To approximate \(\pi(Y)\) and then make Bayesian inferences based on \(\pi(\lambda|Y)\), first install and load the package:

# Stable version:
# install.packages("aghq")
# Or devel version:
# devtools::install_github("awstringer1/aghq")

We will simulate some data from the model:

set.seed(84343124)
y <- rpois(10,5) # True lambda = 5, n = 10

The main function is the aghq::aghq function. The user supplies a list containing the log-posterior and its first two derivatives:

# Define the log posterior, log(pi(eta,y)) here
logpietay <- function(eta,y) {
  sum(y) * eta - (length(y) + 1) * exp(eta) - sum(lgamma(y+1)) + eta
}
# The objective function has to take a single argument, eta, so pass
# in the data:
objfunc <- function(x) logpietay(x,y)
# Simple numerical derivatives suffice here:
objfuncgrad <- function(x) numDeriv::grad(objfunc,x)
objfunchess <- function(x) numDeriv::hessian(objfunc,x)
# Now create the list to pass to aghq()
funlist <- list(
  fn = objfunc,
  gr = objfuncgrad,
  he = objfunchess
)

Now perform the quadrature. The only other required input is the number of quadrature points, \(k\), and a starting value for the optimization:

# AGHQ with k = 3
# Use eta = 0 as a starting value
thequadrature <- aghq::aghq(ff = funlist,k = 3,startingvalue = 0)
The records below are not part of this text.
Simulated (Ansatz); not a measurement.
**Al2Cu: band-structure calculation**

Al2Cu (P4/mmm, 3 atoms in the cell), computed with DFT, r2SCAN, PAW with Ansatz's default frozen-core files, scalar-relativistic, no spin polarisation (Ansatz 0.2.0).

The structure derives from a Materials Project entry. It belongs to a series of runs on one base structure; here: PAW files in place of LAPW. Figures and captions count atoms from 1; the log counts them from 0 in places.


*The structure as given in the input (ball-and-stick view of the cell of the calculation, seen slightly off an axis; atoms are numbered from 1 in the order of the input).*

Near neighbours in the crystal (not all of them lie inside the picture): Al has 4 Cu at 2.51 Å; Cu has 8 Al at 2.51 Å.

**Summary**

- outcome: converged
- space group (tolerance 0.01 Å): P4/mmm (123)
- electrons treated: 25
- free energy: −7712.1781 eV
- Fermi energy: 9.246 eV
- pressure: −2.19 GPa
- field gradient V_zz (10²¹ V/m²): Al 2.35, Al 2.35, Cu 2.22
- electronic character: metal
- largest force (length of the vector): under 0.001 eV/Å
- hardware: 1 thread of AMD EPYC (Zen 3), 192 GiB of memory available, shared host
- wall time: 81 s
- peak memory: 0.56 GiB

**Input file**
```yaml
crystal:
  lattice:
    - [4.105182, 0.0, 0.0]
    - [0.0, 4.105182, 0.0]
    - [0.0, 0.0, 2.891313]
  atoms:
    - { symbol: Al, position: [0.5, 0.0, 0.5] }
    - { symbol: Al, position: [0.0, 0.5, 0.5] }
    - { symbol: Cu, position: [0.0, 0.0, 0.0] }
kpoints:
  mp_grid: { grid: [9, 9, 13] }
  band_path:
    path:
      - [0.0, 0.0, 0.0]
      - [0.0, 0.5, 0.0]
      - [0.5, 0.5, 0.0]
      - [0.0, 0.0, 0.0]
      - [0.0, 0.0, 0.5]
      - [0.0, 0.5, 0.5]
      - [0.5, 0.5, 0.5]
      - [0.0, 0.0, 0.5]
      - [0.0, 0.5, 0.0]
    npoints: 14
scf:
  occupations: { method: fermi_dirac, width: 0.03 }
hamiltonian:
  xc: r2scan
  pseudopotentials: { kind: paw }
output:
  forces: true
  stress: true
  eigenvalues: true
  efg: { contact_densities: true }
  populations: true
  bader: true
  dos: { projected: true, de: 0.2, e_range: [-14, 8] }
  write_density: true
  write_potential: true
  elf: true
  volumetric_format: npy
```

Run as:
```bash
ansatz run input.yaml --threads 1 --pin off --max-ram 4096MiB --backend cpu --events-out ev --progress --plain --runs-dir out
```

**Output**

The object thequadrature has class aghq, with summary and plot methods:

summary(thequadrature)
#> AGHQ on a 1 dimensional posterior with  3 quadrature points
#> 
#> The posterior mode is: 1.493925 
#> 
#> The log of the normalizing constant/marginal likelihood is: -23.32123 
#> 
#> The posterior Hessian at the mode is:
#>      [,1]
#> [1,]   49
#> 
#> The covariance matrix used for the quadrature is...
#>            [,1]
#> [1,] 0.02040816
#> 
#> ...and its Cholesky is:
#>           [,1]
#> [1,] 0.1428571
#> 
#> Here are some moments and quantiles for theta:
#> 
#>            mean   median     mode        sd     2.5%    97.5%
#> theta1 1.483742 1.482532 1.493925 0.1424943 1.204135 1.762909
plot(thequadrature)

The actual object is a list with elements (see for notation):

We can observe the structure of the object and compare the results to the truth for this simple example:

# The normalized posterior:
thequadrature$normalized_posterior$nodesandweights
#>     theta1   weights   logpost logpost_normalized
#> 1 1.246489 0.2674745 -23.67784         -0.3566038
#> 2 1.493925 0.2387265 -22.29426          1.0269677
#> 3 1.741361 0.2674745 -23.92603         -0.6047982
# The log normalization constant:
options(digits = 6)
thequadrature$normalized_posterior$lognormconst
#> [1] -23.3212
# Compare to the truth: 
lgamma(1 + sum(y)) - (1 + sum(y)) * log(length(y) + 1) - sum(lgamma(y+1))
#> [1] -23.3195
# Quite accurate with only n = 10 and k = 3; this example is very simple.
# The mode found by the optimization:
thequadrature$optresults$mode
#> [1] 1.49393
# The true mode:
log((sum(y) + 1)/(length(y) + 1))
#> [1] 1.49393
options(digits = 3)

Of course, in practical problems, the true mode and normalizing constant won’t be known.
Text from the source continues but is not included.